The following are things to consider when embracing the power of “small” in your work environment:

  • Change always means losing something, which is one reason it’s often stressful. The loss of old, accustomed ways of doing something or the ending of a comfortable relationship can be difficult. Smaller changes mean smaller losses and less giving up what a person is comfortable with, especially when they don’t feel it is by choice.
  • Big changes tend to be resisted. Smaller changes are easier to consider and implement. I have found that the more you ask people to do in their already busy lives, the less likely they are to do it. The 15 minutes of attention I actually get with Level C executives are much more productive than the three hours I wished I had with them, as I’m much more likely to get interrupted in that three-hour meeting.
  • Safety often entails helping others change entrenched habits or patterns of action. The smaller the requested adjustment, the more likely people will adopt it. If continued, these can take root in a new, better default. As Peter Marshall wrote, “Small deeds done are better than great deeds planned.”
  • Thinking “small” can work two ways. In addition to proactively executing new and better sequences, many safety-related incidents can be averted by people lowering their radar to spot and then avoid mental and physical actions that overly heighten their risk. Or, even better, replace these with more protective small actions.
  • Many prevalent soft-tissue injuries (strains/sprains) are due to cumulative trauma, akin to “the straw that broke the camel’s back.” Have you heard of anyone who’s “thrown out their back” or otherwise experienced ongoing pain after doing a “small” or “insignificant” task that they’ve done thousands of times in the past without mishap? Like tying their shoes or picking up something very light from the floor like a coin, piece of paper or article of clothing?
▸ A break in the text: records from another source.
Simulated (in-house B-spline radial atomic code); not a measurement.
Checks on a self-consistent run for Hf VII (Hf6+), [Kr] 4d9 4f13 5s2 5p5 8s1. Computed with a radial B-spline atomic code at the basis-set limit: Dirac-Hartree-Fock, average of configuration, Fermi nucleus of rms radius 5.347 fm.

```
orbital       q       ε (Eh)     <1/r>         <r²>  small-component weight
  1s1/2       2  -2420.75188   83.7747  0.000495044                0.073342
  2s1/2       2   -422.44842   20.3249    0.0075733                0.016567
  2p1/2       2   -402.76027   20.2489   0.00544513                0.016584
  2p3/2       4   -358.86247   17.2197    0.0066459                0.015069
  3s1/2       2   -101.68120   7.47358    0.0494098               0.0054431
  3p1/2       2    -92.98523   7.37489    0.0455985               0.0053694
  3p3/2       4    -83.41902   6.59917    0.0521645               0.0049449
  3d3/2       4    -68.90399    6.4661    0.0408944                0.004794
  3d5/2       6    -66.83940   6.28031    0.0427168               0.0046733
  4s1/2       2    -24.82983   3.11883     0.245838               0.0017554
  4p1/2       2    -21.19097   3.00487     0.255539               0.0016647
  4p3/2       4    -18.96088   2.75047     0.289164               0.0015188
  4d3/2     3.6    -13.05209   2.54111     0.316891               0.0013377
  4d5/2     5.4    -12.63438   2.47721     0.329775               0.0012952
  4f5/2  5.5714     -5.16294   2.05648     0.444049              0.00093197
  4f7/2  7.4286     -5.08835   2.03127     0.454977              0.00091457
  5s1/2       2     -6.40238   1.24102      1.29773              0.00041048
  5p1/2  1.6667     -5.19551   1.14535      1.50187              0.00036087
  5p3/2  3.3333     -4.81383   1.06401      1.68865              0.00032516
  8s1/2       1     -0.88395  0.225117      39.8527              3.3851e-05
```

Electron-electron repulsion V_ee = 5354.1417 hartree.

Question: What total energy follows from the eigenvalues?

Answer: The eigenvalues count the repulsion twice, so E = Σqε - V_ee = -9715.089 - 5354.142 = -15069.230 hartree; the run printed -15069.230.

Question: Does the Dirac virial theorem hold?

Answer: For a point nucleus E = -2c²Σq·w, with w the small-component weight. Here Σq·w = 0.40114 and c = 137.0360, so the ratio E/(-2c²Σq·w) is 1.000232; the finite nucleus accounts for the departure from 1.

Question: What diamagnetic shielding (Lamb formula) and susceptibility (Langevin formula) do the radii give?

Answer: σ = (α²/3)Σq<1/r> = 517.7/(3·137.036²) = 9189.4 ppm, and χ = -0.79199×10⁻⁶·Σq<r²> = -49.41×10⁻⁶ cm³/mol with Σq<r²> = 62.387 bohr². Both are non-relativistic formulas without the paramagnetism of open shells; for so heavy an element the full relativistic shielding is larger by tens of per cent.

Successful change implementation often hinges on “sweating the details.” As in, “For want of a nail, the war was lost.” Again, this works in two ways. The best planning relies on anticipating and accommodating the cascading effects from any instituted change. It also involves foreseeing and taking care of small arrangements that would otherwise sabotage best-laid plans. Examples of this would be making sure the training room is actually unlocked so workers can enter and alerting critical people to change in advance so they can make needed plans and resistance is minimal.

Many safety leaders shake their heads at incidents related to lapses in judgement or poor direction of attention. Even though changing attention patterns entails highly-learnable skills, this can seem overwhelming if trying to make massive changes all at once. Instead, we’ve seen significant success from imparting and letting people experience small upgrades in attention control. So, what are our findings from delivering small-change options to a wide range of people worldwide? When they experience significant improvements they can demonstrably see and feel from making almost invisible-to-others shifts, most become energized, excited and more receptive to other small changes they can make for their own benefit.

Two more relevant quotes here are from Mother Teresa and Darren Rowse. Mother Teresa said, “I don't do great things. I do small things with great love.” Darren Rowse said, “Take some initiative and snap outside of passivity; consistent small actions have impact.”

A not-so-obvious secret to elevating safety performance and culture is to make it easy for people to change. One key to this is to ask for fewer big, potentially threatening changes and instead structure changes into smaller bite-size pieces that people won’t choke on. Anticipate those small bumps in the road that might otherwise misalign or even break the axle of your change vehicle. Reinforce and recognize even “small” accomplishments. Offer positive feedback on even small accomplishments or movements people have made toward a desired direction. This reminds them that they’re able to successfully change and adapt to something new.

Overall, embrace and enlist the power of small.